7

I'm using the Python requests library to send a POST request. The part of the program that produces the POST data can write into an arbitrary file-like object (output stream).

How can I make these two parts fit?

I would have expected that requests provides a streaming interface for this use case, but it seems it doesn't. It only accepts as data argument a file-like object from which it reads. It doesn't provide a file-like object into which I can write.

Is this a fundamental issue with the Python HTTP libraries?

Ideas so far:

It seems that the simplest solution is to fork() and to let the requests library communicate with the POST data producer throgh a pipe.

Is there a better way?

Alternatively, I could try to complicate the POST data producer. However, that one is parsing one XML stream (from stdin) and producing a new XML stream to used as POST data. Then I have the same problem in reverse: The XML serializer libraries want to write into a file-like object, I'm not aware of any possibility that an XML serializer provides a file-like object from which other can read.
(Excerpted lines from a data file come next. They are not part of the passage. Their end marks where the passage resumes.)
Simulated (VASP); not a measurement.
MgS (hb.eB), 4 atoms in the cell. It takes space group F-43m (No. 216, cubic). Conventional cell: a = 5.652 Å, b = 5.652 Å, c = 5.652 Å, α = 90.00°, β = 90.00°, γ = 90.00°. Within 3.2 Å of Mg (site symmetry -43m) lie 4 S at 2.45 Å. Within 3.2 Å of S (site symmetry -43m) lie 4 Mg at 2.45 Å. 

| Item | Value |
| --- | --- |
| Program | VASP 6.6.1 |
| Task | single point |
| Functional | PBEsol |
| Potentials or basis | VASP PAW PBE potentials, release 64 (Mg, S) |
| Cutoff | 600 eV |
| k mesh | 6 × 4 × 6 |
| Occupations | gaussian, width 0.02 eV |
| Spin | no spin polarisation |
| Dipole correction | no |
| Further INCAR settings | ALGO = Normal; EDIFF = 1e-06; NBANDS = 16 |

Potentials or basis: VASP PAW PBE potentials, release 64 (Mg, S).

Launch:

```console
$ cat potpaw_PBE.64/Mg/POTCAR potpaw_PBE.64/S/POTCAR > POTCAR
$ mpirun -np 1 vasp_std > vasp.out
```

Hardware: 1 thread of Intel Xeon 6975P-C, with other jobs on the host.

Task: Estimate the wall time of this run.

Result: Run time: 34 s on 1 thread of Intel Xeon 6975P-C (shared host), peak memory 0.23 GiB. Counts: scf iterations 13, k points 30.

I'm also aware that the cleanest, classic solution to this is coroutines, which are somewhat available in Python through generators (yield). The POST data could be streamed through (yield) instead of a file-like object and use a pull-parser.

However, is possible to make requests accept an iterator for POST data? And is there an XML serializer that can readily be used in combination with yield?

Or, are there any wrapper objects that turn writing into a file-like object into a generator, and/or provide a file-like object that wraps an iterator?

vog
  • 23,517
  • 11
  • 59
  • 75
  • Why should _`requests`_ be obliged to provide _"a file-like object into which one can write"?_ It's designed to work in foreground rather than background mode so it needs to read rather than provide a descriptor and passively wait for input. If _you_ need it, you can provide it yourself as easily as: `r,w=(os.fdopen(f,mode) for f,mode in zip(os.pipe(),("rb","wb")))` - then run the two parts in separate threads. – ivan_pozdeev Oct 14 '16 at 09:47

2 Answers2

12

request does take an iterator or generator as data argument, the details are described in Chunk-Encoded Requests. The transfer encoding needs to be chunked in this case because the data size is not known beforehand.

Here is a very simle example that uses a queue.Queue and can be used as a file-like object for writing:

import requests
import queue
import threading

class WriteableQueue(queue.Queue):

    def write(self, data):
        # An empty string would be interpreted as EOF by the receiving server
        if data:
            self.put(data)

    def __iter__(self):
        return iter(self.get, None)

    def close(self):
        self.put(None)

# quesize can be limited in case producing is faster then streaming
q = WriteableQueue(100)

def post_request(iterable):
    r = requests.post("http://httpbin.org/post", data=iterable)
    print(r.text)

threading.Thread(target=post_request, args=(q,)).start()

# pass the queue to the serializer that writes to it ...    
q.write(b'1...')
q.write(b'2...')

# closing ends the request
q.close()
mata
  • 67,110
  • 10
  • 163
  • 162
  • I don't think that `if data:` is really needed. Why would empty data "be interpeted as EOF"? The iterator sentinel is `None`, not the empty byte string `b''`. So a `q.write(b'')` would never be interpreted as EOF anyway, would it? – vog Oct 14 '16 at 06:45
  • 1
    @vog It's not the sentinel that interprets it as EOF, requests terminates streaming the request when it encounters a `b''`. And when using a external library (e.g. an xml serializer) to write to this file-like object you can't be sure that it won't write an empty string. It may somwere do something like `out.write(b''.join(some_maybe_empty_list))` unconditionally. Writing an empty string should not "close" the file (it's not really closed but only terminates the current iterator. Adding a `closed` state wouldn't be too hard) – mata Oct 14 '16 at 07:25
  • Oh, that's good to know. I adjusted the comment in your code to reflect this issue more clearly. (Feel free to fix the comment if I misunderstood something.) – vog Oct 14 '16 at 08:26
  • 1
    Acutally, I had to edit again because I checked it again, and it's not requests but the server on the other end that interprets it as EOF. requests just sends a chunk with a size of 0 which the server correctly sees as end of stream. – mata Oct 14 '16 at 09:49
-1

The only way of connecting a data producer that requires a push interface for its data sink with a data consumer that requires a pull interface for its data source is through an intermediate buffer. Such a system can be operated only by running the producer and the consumer in "parallel" - the producer fills the buffer and the consumer reads from it, each of them being suspended as necessary. Such a parallelism can be simulated with cooperative multitasking, where the producer yields the control to the consumer when the buffer is full, and the consumer returns the control to the producer when the buffer gets empty. By taking the generator approach you will be building a custom-tailored cooperative multitasking solution for your case, which will hardly end up being simpler compared to the easy pipe-based approach, where the responsibility of scheduling the producer and the consumer is entirely with the OS.

Leon
  • 31,443
  • 4
  • 72
  • 97